USA: Ferguson erupts over police killing


The police killing of unarmed black youth, Michael Brown, in the Ferguson suburb of Missouri on 9 August, has led to a storm of protest across the USA. Millions of people around the world have witnessed a heavily militarised police force attacking peaceful demonstrators with tear gas, stun grenades and even live rounds. With Ferguson resembling a war zone the authorities imposed a curfew, made arrests, and mobilised the National Guard to quell further protests. However, residents have refused to be cowed and continue to publicly demonstrate for social justice.

Like the Trayvon Martin vigilante shooting in 2012, the Michael Brown killing has revealed the deep racial and class divisions in US capitalism and the injustice and brutality of the state machine.

Marvin Hay

“The United States of America is not for black people.”… “Mike Brown was the straw that broke the camel’s back. That’s when we said enough is enough. That’s it”.

These two quotes from protesters in Ferguson sum up the mood after the shooting of yet another young black man by the police.

Missouri isn’t an isolated incident. In the face of globalised austerity, racial tension is not only fed by right wing propaganda but is the by-product of capitalism which seeks to protect profit, and increase control over the working class by ‘any means necessary’.

America like many other state powers has been quietly arming its police for battle since the early 1990s under the guise of first fighting the ‘drugs crisis’ and later terrorism.

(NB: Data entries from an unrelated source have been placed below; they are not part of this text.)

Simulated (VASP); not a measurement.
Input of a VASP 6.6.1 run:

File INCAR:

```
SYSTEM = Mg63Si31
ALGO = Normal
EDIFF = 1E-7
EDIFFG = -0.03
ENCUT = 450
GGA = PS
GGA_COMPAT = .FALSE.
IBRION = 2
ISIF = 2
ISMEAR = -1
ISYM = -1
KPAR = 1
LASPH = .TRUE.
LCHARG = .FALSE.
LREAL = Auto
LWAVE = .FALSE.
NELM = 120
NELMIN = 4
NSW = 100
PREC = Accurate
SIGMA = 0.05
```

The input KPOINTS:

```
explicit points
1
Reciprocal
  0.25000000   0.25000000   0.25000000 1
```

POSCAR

The 1990 National Defence Authorisation Act allowed the secretary of Defence to “transfer to Federal and State agencies personal property of the Department of Defence, including small arms and ammunition”.

The latest justification for the arming of the civilian police is national security. Up to $4.3 billion has been spent on equipping them.

The militarisation of the police is a global evil. The water cannons in London, the rubber bullets and tear gas in Taksim Square or Brazil are a testament to so-called modern policing.

As austerity bites and people all over the world are forced into the realisation that the police will not be there to protect and serve. The shocking images we’ve seen in Ferguson could soon be coming to a street near you.

The link between poverty and crime is indisputable, the lack of opportunity and the general feeling of marginalisation and isolation of poor black communities. The way the state responds to the needs of these communities is being played out around the world.

The crisis in Ferguson has parallels with Tottenham and Brixton. In the UK, black people are at the sharp end of austerity.

In the 12 months up to March 2014 there was an overall drop in unemployment of 12.9%, 14.6% for white people. But in the same period there was a 4.5% rise in the number of African and Caribbean people out of work. If this trend continues any British city could erupt into the next ‘Ferguson’.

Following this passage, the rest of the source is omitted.